Hacker News new | ask | show | jobs
by ZoF 3778 days ago
This implies there aren't future episodes upon which this type of statistical analysis could be applied.

This also strongly implies you think the author is a 'budding data scientist' out of his/her league.

This is very much a 'sample' given the context that South Park is still releasing new episodes.

FYI all elitist 'statisticians' ...

1 comments

If one is trying to figure out what characters will say in future episodes based on their speech in previous episodes, then you are in a prediction context, not significance testing context.

As far as I can tell, there are a lot of people out of their leagues going around with the title "data scientist".

This is not a sample. This is a census at this point in time. The fact that there will be another population tomorrow does not change the fact that you have the entire population of all words spoken by all characters up to today.

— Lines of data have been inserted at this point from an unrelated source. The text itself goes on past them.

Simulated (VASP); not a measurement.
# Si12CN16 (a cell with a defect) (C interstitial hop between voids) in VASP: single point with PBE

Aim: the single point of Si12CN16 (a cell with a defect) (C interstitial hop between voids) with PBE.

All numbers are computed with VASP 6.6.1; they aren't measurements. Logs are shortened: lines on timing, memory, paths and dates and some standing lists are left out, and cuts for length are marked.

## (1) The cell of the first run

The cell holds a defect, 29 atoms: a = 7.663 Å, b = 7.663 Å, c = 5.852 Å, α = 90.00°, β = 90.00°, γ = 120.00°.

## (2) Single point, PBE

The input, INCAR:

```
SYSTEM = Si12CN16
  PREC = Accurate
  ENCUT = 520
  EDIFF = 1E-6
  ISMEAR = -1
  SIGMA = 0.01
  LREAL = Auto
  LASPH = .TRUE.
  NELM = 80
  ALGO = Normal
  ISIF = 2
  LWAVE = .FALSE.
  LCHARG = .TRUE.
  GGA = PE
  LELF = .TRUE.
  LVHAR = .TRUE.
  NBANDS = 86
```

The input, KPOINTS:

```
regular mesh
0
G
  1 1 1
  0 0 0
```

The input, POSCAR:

I am not a statistician. I am an economist who knows enough about statistics and econometrics to know when a significance test is applicable.

Also, do note the issue that R's csv parsing is going to mis-attribute some characters' speech to others. GIGO speaks loud.

You're the worst kind of intelligent person tbh.

Why be a nitpicking pedant when it is clear this is intended as a throwaway exercise whose only application is predictive...?

You're the one calling people "data scientists", OP didn't even use the word "science" anywhere in the article.